The Bombay High Court recently directed the Municipal Corporation of Greater Mumbai (BMC) to restore the 100-year-old Khajuria Lake which is a natural lake that was filled by the corporation and a municipal garden was built over it.
Petitioner Pankaj Kotecha averred in his petition that the said construction was done illegally at the behest of then local Councillor and now an MLA for the ruling BJP, Yogesh Sagar, in collusion with BMC and Baldev Singh Maku, a corporator.
A division bench of Justice AS Oka and Justice Riyaz Chagla concluded that the corporation had failed in their duty as trustees to protect the interests of the public by allowing filling up of the natural lake and its conversion into a park-cum-amphitheater.
What does the petition say?
The petitioner stated that the said Khajuria Lake originally belonged to Vithaldas Mathurdas and other heirs of Khimji Vallabdas Trust Estate and was given to them by the state government in return for their land near old Kandivali Station. The said lake now belongs to the Collector.
However, when the petitioner visited Khajuria Lake, he saw it was completely filled and a garden had been constructed on the subject plot. According to the petitioner, illegal construction on the subject plot was done without taking permission of the Collector. Bhoomi Pujan of the garden was done in 2010 and thereafter, a musical water fountain was constructed. The municipal garden was opened in December 2011.

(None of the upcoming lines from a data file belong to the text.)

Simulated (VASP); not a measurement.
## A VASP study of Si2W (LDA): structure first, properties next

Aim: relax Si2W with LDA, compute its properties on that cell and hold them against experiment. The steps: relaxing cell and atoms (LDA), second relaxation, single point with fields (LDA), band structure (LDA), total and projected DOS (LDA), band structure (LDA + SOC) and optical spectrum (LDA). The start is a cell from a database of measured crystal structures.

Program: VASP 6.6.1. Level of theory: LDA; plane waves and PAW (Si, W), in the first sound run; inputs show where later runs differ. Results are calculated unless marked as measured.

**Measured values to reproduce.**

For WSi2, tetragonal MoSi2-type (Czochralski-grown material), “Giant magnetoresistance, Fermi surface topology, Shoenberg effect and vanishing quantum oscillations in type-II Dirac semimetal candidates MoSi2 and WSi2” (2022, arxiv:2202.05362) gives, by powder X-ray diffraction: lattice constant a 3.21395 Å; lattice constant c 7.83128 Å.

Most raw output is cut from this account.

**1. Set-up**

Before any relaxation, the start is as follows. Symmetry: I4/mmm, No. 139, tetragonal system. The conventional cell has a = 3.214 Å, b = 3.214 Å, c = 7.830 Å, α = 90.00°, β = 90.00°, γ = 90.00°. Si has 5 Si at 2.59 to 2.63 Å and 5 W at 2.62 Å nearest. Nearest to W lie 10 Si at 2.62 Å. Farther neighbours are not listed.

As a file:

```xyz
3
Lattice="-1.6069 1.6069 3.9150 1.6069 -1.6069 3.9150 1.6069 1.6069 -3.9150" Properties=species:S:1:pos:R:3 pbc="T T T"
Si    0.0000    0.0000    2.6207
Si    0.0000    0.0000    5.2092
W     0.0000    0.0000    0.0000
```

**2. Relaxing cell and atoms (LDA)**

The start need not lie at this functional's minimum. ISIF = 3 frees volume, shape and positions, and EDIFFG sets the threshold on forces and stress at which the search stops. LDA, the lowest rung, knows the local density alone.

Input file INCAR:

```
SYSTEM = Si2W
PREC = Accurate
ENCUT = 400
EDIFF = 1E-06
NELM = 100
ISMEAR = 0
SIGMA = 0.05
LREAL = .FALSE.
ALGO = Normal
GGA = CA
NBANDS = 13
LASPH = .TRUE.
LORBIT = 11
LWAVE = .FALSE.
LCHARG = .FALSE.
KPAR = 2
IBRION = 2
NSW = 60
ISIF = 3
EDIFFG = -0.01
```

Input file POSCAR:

Khajuria Lake was used for immersing Ganesh idols during Ganesh Festivals. The said lake also contained various types of rare fish, tortoise and different types of birds used to come to the mangroves which existed there earlier, the petition stated.
An RTI query raised by the petitioner revealed that the original owners had objected to the said lake being filled and a garden being built over it in a letter addressed to the Tahsildar, Borivali and then Councillor Yogesh Sagar.
Submissions and Judgment
Pradeep Havnur appeared on behalf of the petitioner in the case. He has relied upon the judgment of the Supreme Court in Jagpal Singh v. State of Punjab, wherein the Supreme Court has observed that the use of ponds which are for the common benefit of villagers, cannot be auctioned for private use by the authorities/gram panchayat officials and that the lands should be restored for the common use of villagers of the village.
Havnur also relied upon the judgment of the high court in Avinash Laxman Kandalgaonkar v. The Municipal Corporation of Greater Mumbai & Ors, wherein this court came down heavily on the Municipal Corporation and the corporator for failing in their duty of constructing a municipal primary school on the plot for which it had been reserved and held them answerable to the public as to why they had used public money for the construction of a jogging park which was impermissible in view of the reservation.
The Additional Government Pleader submitted that the State had given post-facto sanction for the development of the said plot for beautification as it was reserved as an RG (recreation ground) in the development plan. He said construction over the said plot cannot be considered to be illegal as alleged by the petitioner.
The court noted-
“It is thus, clear from the documents that there existed a Lake on the subject plot. The Lake has been destroyed by the Respondent No. 1Corporation filling up the said lake and converting it into a municipal garden.
We find that the post-facto sanction granted by the State Government on 10th February 2014 was specifically for the beautification of the said Lake subject to the terms and conditions mentioned therein. One of the terms and conditions being that there shall be no change in the use of the land or otherwise the land shall be transferred to the State Government. The Respondent No. 1Corporation by converting the said Lake to a municipal garden has breached the condition of the post-facto sanction granted by the State Government. We further find from the contentions in the Petition and documents on record that one Shri. Yogesh Sagar, MLA was responsible for the conversion of the said Lake into a municipal garden in collusion with the Respondent No. 1Corporation and that an amount of over Rs. 5 Crores of public money was used for the construction of the municipal garden.”
The court observed that it was the State’s duty to protect the said lake as per Article 48-A, Directive Principles of State Policy. Thus, the State and Collector of Mumbai Suburban Area are to take possession of the said plot and reconvert the existing garden into lake.